THE HANDSTAND

july 2005



A Iraqi who answered questions..........


Iraq's ambassador to the UN has demanded an inquiry into what he said was the
"cold-blooded murder" of his young unarmed relative by US marines.


In a letter to colleagues, Mr Sumaidaie explained in detail what happened to his cousin Mohammed al-Sumaidaie on 25 June in the village of al-Sheikh Hadid. .All indications point to a killing of an unarmed innocent civilian - a cold blooded murder," said Mr Sumaidaie in his letter. "I believe this killing must be investigated in a credible and convincingly fair way to ensure that justice is done, and the sense of grievance is mitigated, and to deter similar actions in the future."

He said Mohammed, an engineering student, was visiting his family home when some 10 marines with an Egyptian interpreter knocked on the door at 1000 local time. He opened the door to them and was "happy to exercise some of his English", said the ambassador.

When asked if there were any weapons in the house, Mohammed took the marines to a room where there was a rifle with no live ammunition. It was the last the family saw him alive. Shortly after, another brother was dragged out and beaten and the family was ordered to wait outside.

As the marines left "smiling at each other" an hour later, the interpreter told the mother they had killed Mohammed, said Mr Sumaidaie. "In the bedroom, Mohammed was found dead and laying in a clotted pool of his blood. A single bullet had penetrated his neck."

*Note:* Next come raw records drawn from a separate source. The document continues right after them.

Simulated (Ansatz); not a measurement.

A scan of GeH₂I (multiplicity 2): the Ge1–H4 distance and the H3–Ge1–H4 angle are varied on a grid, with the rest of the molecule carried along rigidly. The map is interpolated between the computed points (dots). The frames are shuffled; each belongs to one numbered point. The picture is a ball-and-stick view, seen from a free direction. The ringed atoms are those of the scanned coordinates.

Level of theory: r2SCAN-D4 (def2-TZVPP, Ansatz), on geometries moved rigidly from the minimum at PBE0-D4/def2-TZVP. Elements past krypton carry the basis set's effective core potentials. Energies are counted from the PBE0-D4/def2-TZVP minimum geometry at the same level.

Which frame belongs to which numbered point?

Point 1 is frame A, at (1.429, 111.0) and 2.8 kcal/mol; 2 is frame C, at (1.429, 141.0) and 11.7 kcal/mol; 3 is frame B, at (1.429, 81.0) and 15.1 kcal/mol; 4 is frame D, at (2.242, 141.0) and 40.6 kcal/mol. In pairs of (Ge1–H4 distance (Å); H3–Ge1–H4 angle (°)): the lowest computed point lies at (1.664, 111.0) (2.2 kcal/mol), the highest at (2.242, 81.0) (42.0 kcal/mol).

The US military said the allegations "roughly correspond to an incident involving coalition forces on that day and in that general location". Maj Gen Stephen T Johnson said the allegations were being taken seriously and would be thoroughly investigated.

Acting US ambassador to the UN, Anne Patterson, had "expressed her heartfelt condolences" to Mr Sumaidaie, said a spokesman. She has urged the Pentagon and state department to look into the matter immediately.


A blogger whose questions were answered.......

Iraq scene is so complicated to the extent that nobody can put an end to this case, and may be this is the end?
I am writing now what I feel and what I am thinking of, and I'm sorry for this sudden change in my thoughts and enthusiasm but I think it is enough..
I see everybody is dying ..losing friends..losing hope..and I would lose myself if I stayed there..
We want to live…
We want to build our lives..
We want to build a future to our children..
Will they leave us do that?
And will others really help us?
I was trying to reorganize my life, or in a better way, begin a new life after realizing new facts or the same facts that I couldn't or didn't want to realize.
I'm still out of my country living a peaceful and quiet life like any other human being, which is the simplest thing, and this simple thing has not been achieved until now in Iraq.
I lost nearly all the optimism I had regarding the future of Iraq, it's now a battle zone, everybody wants to try his arms or see the 'paradise' comes to Iraq with a welcome on the borders and a push behind the borders.
It's just like you have an orchard and a flood wants to destroy it, the best way to protect it is to dig a big hole and get rid of this flood, so the orchard will be safe forever, no matter how strong that flood is.
I feel so sad when I think that the future is unknown, completely unknown..I can briefly compare the situation in Iraq now with those simple words: it was very bad, and now it is bad and I don't know whether it will continue like this or go back to the 'very bad'.
Whom to stand against now? The neighbors? The Islamic fundamentalists? Or who?
If we want to know who’s OBL or who’s AlZarqawi and who are the other terrorists, we must understand the history of their movement, and here I want to clarify that for everyone who doesn’t know the truth about them.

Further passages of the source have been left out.